This legendary service is the foundation of Marriott International and owes its success to our unique culture, which values opportunity and respects the goals and aspirations of our people. This, combined with a solid management team and our tested business model of managing and franchising hotels owned by others, has provided us with a significant competitive advantage. We have stayed true to these pillars even as we continue to innovate. It's why we are able to report another solid year in 2007.

Our worldwide systemwide Revenue Per Available Room (RevPAR) rose 6.5 percent in 2007, driven by strong demand from our best corporate customers and other business travelers. More than 20 percent of our fee revenue derives from properties located outside North America.

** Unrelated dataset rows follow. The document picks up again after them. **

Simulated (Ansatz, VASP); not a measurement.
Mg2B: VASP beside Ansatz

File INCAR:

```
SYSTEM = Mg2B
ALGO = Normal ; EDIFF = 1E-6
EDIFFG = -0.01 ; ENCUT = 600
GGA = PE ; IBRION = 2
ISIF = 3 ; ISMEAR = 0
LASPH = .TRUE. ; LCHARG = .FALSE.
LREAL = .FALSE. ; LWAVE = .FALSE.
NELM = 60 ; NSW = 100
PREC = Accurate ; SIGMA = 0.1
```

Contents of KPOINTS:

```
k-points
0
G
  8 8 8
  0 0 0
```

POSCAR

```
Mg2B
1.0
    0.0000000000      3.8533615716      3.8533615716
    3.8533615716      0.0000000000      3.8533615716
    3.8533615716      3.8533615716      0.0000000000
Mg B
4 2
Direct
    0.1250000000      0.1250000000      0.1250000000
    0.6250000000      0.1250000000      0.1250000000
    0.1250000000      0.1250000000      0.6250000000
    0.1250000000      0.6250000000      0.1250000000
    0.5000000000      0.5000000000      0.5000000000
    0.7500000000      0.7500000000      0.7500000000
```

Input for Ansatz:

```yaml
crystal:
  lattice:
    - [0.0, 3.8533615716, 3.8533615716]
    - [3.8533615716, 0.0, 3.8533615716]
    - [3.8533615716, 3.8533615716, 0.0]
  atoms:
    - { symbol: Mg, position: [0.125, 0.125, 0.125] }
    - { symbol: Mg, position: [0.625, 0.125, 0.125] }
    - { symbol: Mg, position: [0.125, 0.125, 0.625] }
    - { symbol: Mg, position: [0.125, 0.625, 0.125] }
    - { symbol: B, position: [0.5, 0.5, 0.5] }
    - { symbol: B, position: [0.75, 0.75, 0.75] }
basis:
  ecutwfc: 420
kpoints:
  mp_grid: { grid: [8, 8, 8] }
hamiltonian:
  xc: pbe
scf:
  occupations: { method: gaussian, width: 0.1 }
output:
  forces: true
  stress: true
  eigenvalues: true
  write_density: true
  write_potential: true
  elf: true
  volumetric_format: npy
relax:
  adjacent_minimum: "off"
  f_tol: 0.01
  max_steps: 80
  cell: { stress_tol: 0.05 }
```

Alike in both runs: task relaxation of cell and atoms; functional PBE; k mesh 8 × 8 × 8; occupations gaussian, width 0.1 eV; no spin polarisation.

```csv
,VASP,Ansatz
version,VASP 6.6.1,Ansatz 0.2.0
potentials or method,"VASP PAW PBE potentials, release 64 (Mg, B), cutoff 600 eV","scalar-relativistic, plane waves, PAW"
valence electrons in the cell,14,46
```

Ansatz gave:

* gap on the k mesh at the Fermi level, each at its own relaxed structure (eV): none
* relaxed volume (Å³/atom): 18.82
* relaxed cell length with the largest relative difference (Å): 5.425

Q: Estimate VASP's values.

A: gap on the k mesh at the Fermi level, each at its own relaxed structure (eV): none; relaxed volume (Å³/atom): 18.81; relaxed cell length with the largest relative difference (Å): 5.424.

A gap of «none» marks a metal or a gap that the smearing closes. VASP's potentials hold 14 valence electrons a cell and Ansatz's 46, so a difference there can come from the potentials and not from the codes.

With our owners and franchisees, we added more than 200 properties to our system. Full year incentive management fees totaled a record-breaking $369 million in 2007, up 31 percent over the prior year. We generated diluted earnings per share (EPS) from continuing operations of $1.75 for 2007, an increase of 6 percent, as we and our hotel owners improved profit margins in our hotels by more than 1.5 percentage points. These strong improvements in hotel-level profitability resulted from efficiencies achieved through technology and workforce effectiveness. Net cash provided by operating activities totaled $778 million in 2007.

We're committed to delivering value to shareholders and in 2007 we returned nearly $1.9 billion to our investors through share repurchases and dividends. The company repurchased 41 million shares for $1.8 billion in 2007, and at year-end 2007 we had 33 million shares remaining in buybacks authorized by our Board. Return on invested capital for 2007 topped 25 percent, nearly double our performance just four years ago.